Categories: Stories

14 centres to be issuing passports by end of next month- Mnangagwa says

I elect to isolate and appreciate the aforesaid two constitutional provisions as siblings. We devolve State power in order to bring core services closer to citizens and communities, thus facilitating access, enabling participation and achieving inclusivity and fairness. Accessing rights and benefits promised by the country’s Constitution must not be allowed to be burden and a cost to the citizen. Our understanding of devolution thus encompasses resource allocation and bringing public goods and services, those promised by our Constitution especially, physically closer to people and communities by decentralising arms of the State.

I am the first one to admit that our performance in the delivery of birth certificates, identity cards, passports or other identity and travel documents to the citizenry has not always been satisfactory.

This chequered performance motivated me to place this vital public activity area under close scrutiny, including paying unscheduled visits to offices of the Registrar-General.

Time was when the situation was quite dire, with citizens stuck in long queues and often waiting for more than a year to get documents which our Constitution regard as a right. Especially affected were our citizens in remote rural communities and in the Diaspora. Government thus had to intervene decisively, and to think outside the box to bring this to an end. Lately, delivery has improved somewhat, even then with sporadic hiccups here and there, now and then, as was witnessed only a week ago.

The strident outcry which followed that temporary interruption of services last week again reminds us that indeed, identity and travel documents are a human right whose delivery to the citizen must never be delayed or delivered in a burdensome way.

Pursuant to our Constitution and the promise we made to our citizens, Government has taken several steps to ensure identity and travel documents are delivered efficiently and smoothly. Firstly, we have made the delivery of these key documents promised under Chapter 3 a key marker of our whole transition and thrust towards devolved governance as dictated by Chapter 14 of our Constitution. That is to say Government gauges its success in devolving power and decentralising services by how well it delivers on identity and travel documents. This makes both categories of these documents an important key result area (KRA) and performance indicator for my Administration.

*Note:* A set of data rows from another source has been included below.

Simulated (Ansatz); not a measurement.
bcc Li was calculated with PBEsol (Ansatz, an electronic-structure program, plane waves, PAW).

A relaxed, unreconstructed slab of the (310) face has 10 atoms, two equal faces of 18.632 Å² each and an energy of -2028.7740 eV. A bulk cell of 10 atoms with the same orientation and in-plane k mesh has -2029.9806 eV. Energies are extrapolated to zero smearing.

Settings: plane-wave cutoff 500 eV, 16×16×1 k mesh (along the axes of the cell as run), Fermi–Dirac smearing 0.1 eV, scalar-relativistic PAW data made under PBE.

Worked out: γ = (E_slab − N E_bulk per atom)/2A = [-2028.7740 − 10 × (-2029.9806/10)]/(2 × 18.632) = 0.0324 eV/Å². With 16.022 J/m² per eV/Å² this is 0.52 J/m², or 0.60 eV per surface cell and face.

On December 14, 2021, I launched the E-Passport in line with the worldwide drift towards biometric data-based identity and travel documents. Today Zimbabwe ranks among a few countries in Africa to issue E-Passports in line with the United Nations (UN) recommendations. This move was more than mere compliance with international standards; it was our strategy for migrating to a cheaper and faster technology of producing these vital documents so the citizen is better served. As I write, the turnaround time for an E-Passport is now down to a mere seven days, itself a vast improvement from the year-long agonising wait citizens were subjected to before getting a passport. We thus are now closer than ever before to realising citizen rights under Chapter 3 of our Constitution.

In my interaction with many rural communities, especially in those areas affected by disturbances which visited us in the early years of our Independence, it became very clear to me that many of our citizens did not have birth certificates, identity cards, let alone passports. Those affected felt they lived on the margins of citizenship, and rightly so.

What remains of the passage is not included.